The acclaimed Miami Book Fair, the nation’s finest and largest literary gathering for more than three decades, returns Nov. 17 – 24 to MDC’s Wolfson Campus in downtown Miami.
Attended by more than 200,000 people over eight days, Miami Book Fair features more than 600 authors and poets from around the world with readings from new works in English, Spanish and Kreyol and panel discussions on many topics. Other highlights include author readings, storytelling, and interactive experiences for children and teens, as well as panels on comics and graphic novels.
Founded in 1984 by Miami Dade College and partners, Miami Book Fair engages the community through inclusive, accessible programs that promote reading and support writers year-round. The annual eight-day festival has grown into the largest and most comprehensive community-rooted literary gathering in the United States generating discourse on contemporary literature and current issues of international importance.
2019 Evenings With Series
The Evenings With program spotlights well-known authors and contemporary figures and makes them accessible through intimate one-on-one conversation. Tickets will be available soon. Book Fair members get early ticketing opportunities and the latest programming updates.
Below are the Evenings With speakers featured this year:
Samantha Power, Education of an Idealist (Sun., 11/17)
Pulitzer Prize winner Samantha Power, a relentless advocate for promoting human rights, has been heralded by President Barack Obama as one of America’s “foremost thinkers on foreign policy.” She served for four years as Obama’s human rights adviser and in 2013, he named her U.S. Ambassador to the United Nations, the youngest American to assume the role. The Education of an Idealist traces Power’s distinctly American journey from immigrant to war correspondent to presidential Cabinet official.
Joy Reid, The Man Who Sold America: Trump and the Unraveling of the American Story (Sun., 11/17)
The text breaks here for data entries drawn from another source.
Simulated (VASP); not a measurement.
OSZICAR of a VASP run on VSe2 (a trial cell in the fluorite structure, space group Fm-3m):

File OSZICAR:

The host of AM Joy on MSNBC argues that President Trump’s administration is characterized by grift and venality that demeans the office and diminishes America.” —New York Times Book Review. Is Donald Trump running the “longest con” in U.S. history? How did we get here? What will be left of America when he leaves office? Candidate Trump sold Americans a vision that was seemingly at odds with their country’s founding principles. Now in office, he’s put up a “for sale” sign—on the prestige of the presidency, on America’s global stature, and on our national identity. At what cost have these deals come? Providing new context and depth to our understanding, The Man Who Sold America reveals the causes and consequences of the Trump presidency and contends with the future that awaits us.
Eve Ensler, The Apology (Mon., 11/18)
Like millions of women, Eve Ensler has been waiting much of her lifetime for an apology. Sexually and physically abused by her father beginning when she was 5, Eve has struggled her whole life from this betrayal, longing for an honest reckoning from a man who is long dead. After years of work as an anti-violence activist, she decided she would wait no longer; an apology could be imagined, by her, for her, to her. The Apology, written by Eve from her father’s point of view in the words she longed to hear, attempts to transform the abuse she suffered with unflinching truthfulness, compassion, and an expansive vision for the future.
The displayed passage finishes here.